I have no idea what their profit margins are but many seem to make a
go of it year after year. As a customer, I am one of the last persons
who would want the city to make it tough on them to do business and
earn a living. That said, I would like the City to start thinking of
public sidewalks as valuable
locations and a legitimate source of revenue.
These locations ought to be leased out each year to the highest
bidder. After all, not every location is equal. Those with the highest
foot traffic will generally bring the most business. When a restaurant
or store leases space from a building owner, the leasing fee has as
much or more to do with the location as with the building itself.
Private owners charge the market rate for locations. Why shouldn't the
City do the same (and in the process ease the tax burden on those of
us who now have to make up the revenue not collected from the vendors.
By the way, I was told by a reasonably reliable source that when a
vendor decides to sell out and do something else, the purchaser pays
not only for the cart but for the informal but well-enforced "rights"
to the locations now given to vendors for free.
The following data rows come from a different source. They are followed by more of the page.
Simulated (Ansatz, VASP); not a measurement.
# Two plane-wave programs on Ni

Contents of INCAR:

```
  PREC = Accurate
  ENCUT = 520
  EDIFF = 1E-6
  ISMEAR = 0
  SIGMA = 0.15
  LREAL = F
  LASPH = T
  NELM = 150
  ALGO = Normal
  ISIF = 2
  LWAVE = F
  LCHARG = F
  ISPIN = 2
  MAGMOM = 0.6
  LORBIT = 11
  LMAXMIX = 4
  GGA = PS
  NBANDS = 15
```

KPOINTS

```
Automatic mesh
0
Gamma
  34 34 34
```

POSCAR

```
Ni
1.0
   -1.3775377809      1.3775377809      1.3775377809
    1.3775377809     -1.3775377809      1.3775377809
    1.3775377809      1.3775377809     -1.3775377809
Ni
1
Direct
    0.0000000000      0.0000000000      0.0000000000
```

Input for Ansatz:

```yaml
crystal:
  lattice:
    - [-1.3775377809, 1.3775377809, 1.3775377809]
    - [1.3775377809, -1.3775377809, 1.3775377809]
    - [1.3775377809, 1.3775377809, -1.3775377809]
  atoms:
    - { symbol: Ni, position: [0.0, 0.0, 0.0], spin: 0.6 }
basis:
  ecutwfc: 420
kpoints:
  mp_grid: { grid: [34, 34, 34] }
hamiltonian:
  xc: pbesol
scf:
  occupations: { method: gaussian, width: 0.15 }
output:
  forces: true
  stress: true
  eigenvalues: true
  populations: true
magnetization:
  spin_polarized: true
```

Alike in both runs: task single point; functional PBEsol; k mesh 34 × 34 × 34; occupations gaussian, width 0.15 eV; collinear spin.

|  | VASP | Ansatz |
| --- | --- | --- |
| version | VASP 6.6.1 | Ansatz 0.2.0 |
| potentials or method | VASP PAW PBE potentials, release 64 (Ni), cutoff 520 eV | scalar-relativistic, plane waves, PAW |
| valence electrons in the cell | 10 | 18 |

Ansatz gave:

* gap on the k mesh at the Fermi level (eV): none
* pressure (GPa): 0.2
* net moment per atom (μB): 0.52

If all this seems a bit trivial, there is an important principle
involved that is rather consistently ignored by our City Fathers and
elected officials. Locations are made valuable because the community
exists, because people are taxed to pay for streets and sidewalks and
police and fire protection and for garbage removal and for other
public services. Those who have control over locations ought to be
compensating the city for whatever financial advantage the location
brings. So, just as I ask the food cart vendors to pay a market rent
for their locations, I call for every other owner of a location to do
likewise. And, just as it makes no sense to tax a food cart vendor for
the value of his or her or their food cart, it makes no sense to tax
building owners based on the value of whatever building they put up at
a given location.
Fair is fair. And how we have been taxing people for far too long is
hardly that -- food cart vendors and the rest of us as well.